Task One:
This section goes over a quick explanation of Google as a search engine and website indexer, that uses spiders/crawlers to gather keywords and website urls to make a dictionary on websites to suggest when using the search engine.
ANS 1 : There is nothing needed to be done. Press complete and away we go!
Task Two:
This section explains the use of crawlers and the “How” a website is indexed.
Hint: Your best way of solving these questions is using ctrl+f, which will bring up a word finder, and search the webpage for keywords or clues of the question being asked.
Question 1: Name the key term of what a “Crawler” is used to do
The first answer can be found reading this paragraph or (ctrl+f) searching for the word “crawler” and seeing what sentences contains a word that is the answer:
ANS 1: index
Question 2: What is the name of the technique that “Search Engines” use to retrieve this information about websites?

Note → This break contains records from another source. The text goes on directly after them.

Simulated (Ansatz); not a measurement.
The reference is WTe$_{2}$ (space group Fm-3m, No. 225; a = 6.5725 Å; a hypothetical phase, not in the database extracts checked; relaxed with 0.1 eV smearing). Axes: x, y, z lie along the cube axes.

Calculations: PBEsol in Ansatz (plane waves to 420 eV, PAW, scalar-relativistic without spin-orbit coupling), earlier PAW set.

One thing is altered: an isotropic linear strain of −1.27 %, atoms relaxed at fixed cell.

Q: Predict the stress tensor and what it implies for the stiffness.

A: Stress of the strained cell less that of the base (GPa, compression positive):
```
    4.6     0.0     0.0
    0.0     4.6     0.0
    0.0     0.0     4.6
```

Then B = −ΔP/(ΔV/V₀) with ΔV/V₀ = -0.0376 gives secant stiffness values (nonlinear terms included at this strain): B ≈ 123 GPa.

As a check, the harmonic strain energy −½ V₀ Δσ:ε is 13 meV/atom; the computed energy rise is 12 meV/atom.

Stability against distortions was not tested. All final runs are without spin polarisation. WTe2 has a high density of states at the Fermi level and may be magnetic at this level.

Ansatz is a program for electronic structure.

This answer is a little harder to find and requires you to crawl the paragraphs yourself looking for the quotation key word “Search Engine” hint that the question is offering.
ANS 2: crawling
Question 3: What is an example of the type of contents that could be gathered from a website?
Searching for the word “content” will help with this answer. The question has a couple of possible answers of the type of content that can be gathered from a website. It could be urls to other websites posted on the crawled website, could be information on specific subjects, or keywords.
ANS 3: keywords
Task Three
This section goes over SEO and how websites can be ranked by the amount of keywords and hashtags that it meets in searchability for users, social media, and search engines.
These questions will require using the site: https://seositecheckup.com/ and using tryhackme.com to find the answers.
Link for test: https://seositecheckup.com/seo-audit/tryhackme.com
Question 1: Using the SEO Site Checkup tool on “tryhackme.com”, does TryHackMe pass the “Meta Title Test”? (Yea / Nay)
Check out the websites’ description Meta Title Test. Result has a passing green check mart
ANS: Yea
Question 2: Does “tryhackme.com” pass the “Keywords Usage Test?” (Yea / Nay)
The website has a red x mark meaning it did not pass the Keywords Usage Test and says there are not any keywords used.4
ANS: Nay
Question 3: Use https://neilpatel.com/seo-analyzer/ to analyse https://blog.cmnatic.co.uk: What “Page Score” does the Domain receive out of 100?
Look at the On-Page SEO Score
ANS: 81/100
Question 4: With the same tool and domain in Question #3 (previous): How many pages use “flash”?
Don’t see anything mentioning flash, or Adobe flash, so I am going with 0.
ANS: 0
Question 5: From a “rating score” perspective alone, what website would list first? tryhackme.com or blog.cmnatic.co.uk
The site — tryhackme had a score of 62, while blog.cmnatic.co.uk has a score of 81
ANS: blog.cmnatic.co.uk
Task Four
This section goes over Robots.txt and which file directories on a sitemap can be allowed or disallowed to be indexed by crawlers(and also can be limited to which crawlers can access these directories like if it is google or a bing crawler).
Question 1: Where would “robots.txt” be located on the domain “ablog.com”
When a site is first being accessed by crawlers, there will be a page where information is hidden under, and that is often in the directory/text file called “ robot.txt “ which will hold the sitemap for crawlers to get the index they want to yoink
ANS: ablog.com/robots.txt
Question 2: If a website was to have a sitemap, where would that be located?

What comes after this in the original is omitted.